The Selection & Transformation tab appears when editing the settings for a modeling algorithm. The options available on the tab will depend upon the algorithm you are editing. The various options are explained below. Many of the options have related advanced settings which can be found in the Advanced Settings tab.
- Transform Dependent Variable - Select the transformation to apply to the dependent variable. The default is no transformation. You can select multiple, in which case each will be tried. This is only available for numeric prediction models.
- Bin Categorical Predictors - If this option is turned on, Predict will search for optimal ways to bin (i.e., combine the categories) for categorical predictors. Turn it on by checking Yes, or turn it off by checking No. You can check both Yes and No, in which case Predict will run it both ways as separate iterations so that you can compare the results.
- Bin Numeric Predictors - If this option is turned on, Predict will search for optimal ways to bin (i.e., group together ranges of values) for numeric predictors. Turn it on by checking Yes, or turn it off by checking No. You can check both Yes and No, in which case Predict will run it both ways as separate iterations so that you can compare the results.
- Normalize Numeric Predictors - If this option is turned on, PREDICT will search for optimal ways to normalize (i.e., scale down the values) for numeric predictors. The normalization may involve a standard normal transformation, logging, or other techniques deemed optimal. Turn it on by checking Yes, or turn it off by checking No. You can check both Yes and No, in which case Predict will run it both ways as separate iterations so that you can compare the results.
- Search for Interaction Terms - If set to Yes, LityxIQ will perform extensive automatic searches for interaction terms to place into the model. This is available for linear and logistic regression-based models. Other algorithms naturally search for complex interactions between variables.
- Highest Order Polynomial Degree - Set the highest polynomial order for which to search. The default is 2. If any value higher than 1 is selected, LityxIQ will automatically search for significant polynomial terms for numeric variables. This is only available for linear or logistic regression-based models.
- Autocorrelation Search - If set to Yes, this option will enable Predict to search for pairs of predictor variables that have strong inter-correlations. When it finds such correlations, it will remove one of the pair from further consideration in the modeling process. Setting this option to No will turn off the autocorrelation search and allow all variables chosen as candidate predictors to proceed through further modeling steps. Generally, it is a good idea to allow for autocorrelation search as it provides greater efficiency for the overall process and sacrifices very little model performance.

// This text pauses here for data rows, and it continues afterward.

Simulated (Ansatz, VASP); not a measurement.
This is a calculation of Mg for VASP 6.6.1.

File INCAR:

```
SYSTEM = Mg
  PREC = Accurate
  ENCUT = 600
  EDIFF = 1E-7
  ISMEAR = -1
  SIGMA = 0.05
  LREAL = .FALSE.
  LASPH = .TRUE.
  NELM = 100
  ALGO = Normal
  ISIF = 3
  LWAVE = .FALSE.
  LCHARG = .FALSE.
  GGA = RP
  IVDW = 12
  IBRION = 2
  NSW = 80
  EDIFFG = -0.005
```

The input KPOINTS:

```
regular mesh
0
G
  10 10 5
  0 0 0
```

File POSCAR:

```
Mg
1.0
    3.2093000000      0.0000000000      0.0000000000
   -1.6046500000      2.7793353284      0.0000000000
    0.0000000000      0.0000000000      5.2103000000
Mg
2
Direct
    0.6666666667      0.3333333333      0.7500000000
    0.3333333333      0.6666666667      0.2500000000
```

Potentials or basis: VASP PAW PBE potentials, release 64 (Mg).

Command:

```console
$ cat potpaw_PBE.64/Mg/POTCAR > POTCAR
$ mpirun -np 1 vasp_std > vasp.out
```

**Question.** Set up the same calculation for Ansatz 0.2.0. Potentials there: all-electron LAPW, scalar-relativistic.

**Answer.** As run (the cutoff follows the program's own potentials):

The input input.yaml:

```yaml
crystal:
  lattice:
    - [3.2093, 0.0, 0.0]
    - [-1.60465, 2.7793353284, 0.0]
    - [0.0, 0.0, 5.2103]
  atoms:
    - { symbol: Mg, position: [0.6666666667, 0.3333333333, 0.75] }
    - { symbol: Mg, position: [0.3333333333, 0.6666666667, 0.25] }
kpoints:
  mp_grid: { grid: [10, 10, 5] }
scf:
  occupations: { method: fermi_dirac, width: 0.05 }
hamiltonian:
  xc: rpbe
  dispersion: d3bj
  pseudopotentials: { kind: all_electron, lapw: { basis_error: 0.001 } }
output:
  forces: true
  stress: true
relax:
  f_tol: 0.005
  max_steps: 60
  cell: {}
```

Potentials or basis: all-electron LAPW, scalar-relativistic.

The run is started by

- Variable Search Direction - For certain iterative algorithms, this setting determines how variable selection procedures will be applied. The Forward setting (default) will continue to add variables to the model until certain internal criteria are met. The Forward and Backward setting will do the same, but also allow for variables to later be removed from the model if it is deemed beneficial. The Forward setting generally requires less processing time and leads to strong models, but in some cases Forward and Backward may provide a better result, although it will often lead to longer model runs.